Pretty well-to-do man, with a large property,
who everyone seemed to think highly of, even white people.
Part of the Marsh family that owned the lumber mill.
The guy who ran the parties at Ray's in the lake.
Clara and Ray got married in 1969.
And Clara, now Marsh, was a pretty good catch herself. An educated, attractive, and no-nonsense young woman. She taught at Hill High until schools were desegregated in Walker County in the mid-1960s.
Then she switched to mixed schools, where she taught generations of students, black and white.
As a teacher, Clara was well-liked, even though she had a reputation for being tough.
She expected the best from you. That's the thing. And I felt like the Black teachers cared more
about us because all my life I was told I had to be twice as good to get half as far.
And Black teachers pushed us to do that. Would you say that Clara was an outlier in her being
this difficult teacher,
or was that just emblematic of what black teachers had to be like back then?

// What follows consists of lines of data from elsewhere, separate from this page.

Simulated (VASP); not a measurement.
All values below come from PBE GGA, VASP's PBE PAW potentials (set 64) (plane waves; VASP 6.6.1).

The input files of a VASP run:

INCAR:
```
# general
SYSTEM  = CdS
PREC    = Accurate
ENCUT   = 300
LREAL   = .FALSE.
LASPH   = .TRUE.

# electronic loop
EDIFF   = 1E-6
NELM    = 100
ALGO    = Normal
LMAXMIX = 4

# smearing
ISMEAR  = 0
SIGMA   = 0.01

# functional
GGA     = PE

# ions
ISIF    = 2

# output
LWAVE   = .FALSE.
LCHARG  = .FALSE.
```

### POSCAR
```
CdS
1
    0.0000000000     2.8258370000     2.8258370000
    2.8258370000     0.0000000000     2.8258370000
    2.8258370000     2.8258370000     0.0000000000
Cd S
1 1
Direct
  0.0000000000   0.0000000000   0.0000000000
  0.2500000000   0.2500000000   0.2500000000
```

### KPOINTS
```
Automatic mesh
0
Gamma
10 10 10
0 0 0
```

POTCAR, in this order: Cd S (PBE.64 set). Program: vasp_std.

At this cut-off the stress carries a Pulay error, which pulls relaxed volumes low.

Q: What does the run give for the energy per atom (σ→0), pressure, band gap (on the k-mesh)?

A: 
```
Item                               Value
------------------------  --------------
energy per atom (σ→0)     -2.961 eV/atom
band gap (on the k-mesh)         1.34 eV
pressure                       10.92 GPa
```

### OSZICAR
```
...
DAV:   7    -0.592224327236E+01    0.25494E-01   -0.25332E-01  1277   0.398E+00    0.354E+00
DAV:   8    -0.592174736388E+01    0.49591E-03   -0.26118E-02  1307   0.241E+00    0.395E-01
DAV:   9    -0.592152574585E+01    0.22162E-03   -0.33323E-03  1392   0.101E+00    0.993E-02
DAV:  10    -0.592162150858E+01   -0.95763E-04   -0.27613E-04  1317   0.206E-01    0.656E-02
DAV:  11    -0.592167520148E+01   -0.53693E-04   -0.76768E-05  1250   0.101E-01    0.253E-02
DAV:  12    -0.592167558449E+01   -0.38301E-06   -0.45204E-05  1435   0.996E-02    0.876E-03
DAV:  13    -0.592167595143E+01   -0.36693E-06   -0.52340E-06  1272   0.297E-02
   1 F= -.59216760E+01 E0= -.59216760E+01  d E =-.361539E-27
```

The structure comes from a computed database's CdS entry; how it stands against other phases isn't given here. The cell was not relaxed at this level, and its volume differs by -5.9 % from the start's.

I think it was what black teachers had to be during that time.
She was probably a little more adamant in how she did it,
maybe, than some of the other ones, but they all were that way.
Clara worked four decades as a teacher, but her influence in Walker County went way beyond that.
Her resume was impressive.
She was president of the Walker County Association of Educators,
chairman of the Walker County Democratic Committee.
She worked with the Chamber of Commerce
and the Walker County 150-Year Anniversary Committee,
and she was a court-appointed special advocate
for the best interests of abused and neglected children.
And that's just a partial list.
As Clara's lawyer told me, anytime some organization in Walker County needed federal money,
they put Clara, a black woman, on their board.
I've spoken with a lot of people who have opinions on Clara Marsh.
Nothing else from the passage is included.